Question

How do you evaluate ${}^7{C_2}$?

Answer 1

Hint: The formula used to find the number of different combinations of n distinct elements taken r at a time is $^n{C_r} = \dfrac{{n!}}{{r!(n - r)!}}$ . By substituting the values from the question in the expression, we can find the value of ${}^7{C_2}$.

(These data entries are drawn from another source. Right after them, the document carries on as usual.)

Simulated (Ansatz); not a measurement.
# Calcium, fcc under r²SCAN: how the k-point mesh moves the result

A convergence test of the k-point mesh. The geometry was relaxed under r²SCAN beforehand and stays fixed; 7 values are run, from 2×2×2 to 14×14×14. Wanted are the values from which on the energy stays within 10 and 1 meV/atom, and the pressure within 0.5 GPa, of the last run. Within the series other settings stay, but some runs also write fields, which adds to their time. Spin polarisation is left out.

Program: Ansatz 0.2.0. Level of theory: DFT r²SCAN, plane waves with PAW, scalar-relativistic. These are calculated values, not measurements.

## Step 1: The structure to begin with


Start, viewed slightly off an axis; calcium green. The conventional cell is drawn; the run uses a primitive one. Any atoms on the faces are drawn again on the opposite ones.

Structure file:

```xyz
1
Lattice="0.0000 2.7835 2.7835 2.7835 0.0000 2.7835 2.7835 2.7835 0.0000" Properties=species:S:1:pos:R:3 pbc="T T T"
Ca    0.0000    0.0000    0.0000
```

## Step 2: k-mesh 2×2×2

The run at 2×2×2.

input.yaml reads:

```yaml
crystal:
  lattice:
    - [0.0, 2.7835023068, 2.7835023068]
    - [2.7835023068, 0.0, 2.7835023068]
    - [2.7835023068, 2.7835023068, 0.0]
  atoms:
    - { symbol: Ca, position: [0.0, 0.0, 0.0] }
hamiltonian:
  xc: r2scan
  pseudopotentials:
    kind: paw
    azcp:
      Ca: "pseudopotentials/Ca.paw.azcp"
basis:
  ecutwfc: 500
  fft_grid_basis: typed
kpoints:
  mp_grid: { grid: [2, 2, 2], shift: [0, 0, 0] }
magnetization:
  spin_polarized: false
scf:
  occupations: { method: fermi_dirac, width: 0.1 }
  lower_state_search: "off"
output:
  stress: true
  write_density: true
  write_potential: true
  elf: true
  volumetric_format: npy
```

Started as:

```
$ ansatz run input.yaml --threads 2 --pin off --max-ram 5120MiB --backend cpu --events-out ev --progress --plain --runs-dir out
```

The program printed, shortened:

Complete Step by Step Solution:
We need to evaluate the given expression to find the possible combinations for choosing 2 elements from 7 distinct elements. We need to keep in mind that we need not consider the order in which these elements appear when chosen.
The formula we use to evaluate an expression of the form $^n{C_r}$ is
${ \Rightarrow ^n}{C_r} = \dfrac{{n!}}{{r!(n - r)!}}$
From the question, we have n=7 and r=2.
Substituting the values of n and r in the formula
$ \Rightarrow {}^7{C_2} = \dfrac{{7!}}{{2!(7 - 2)!}} = \dfrac{{7!}}{{2!(5)!}}$
We further simply the factorial notations,
7! Can be expressed as $7! = 7 \times 6 \times 5!$ . Therefore,
$ \Rightarrow {}^7{C_2} = \dfrac{{7 \times 6 \times 5!}}{{(2 \times 1)(5)!}}$
Cancelling common terms in the above expression, we get
$ \Rightarrow {}^7{C_2} = \dfrac{{7 \times 6}}{{2 \times 1}}$
Simplifying the expression further,
$ \Rightarrow {}^7{C_2} = \dfrac{{42}}{2} = 21$

Hence, the value of the expression ${}^7{C_2}$ is 21. This means that there are 21 combinations for choosing 2 elements from 7 distinct elements.

Note:
The factorial function which is represented by the symbol “!” simply means that we need to multiply a series of descending natural numbers. For example, $4! = 4 \times 3 \times 2 \times 1$. The value of 0! Is considered to be 1.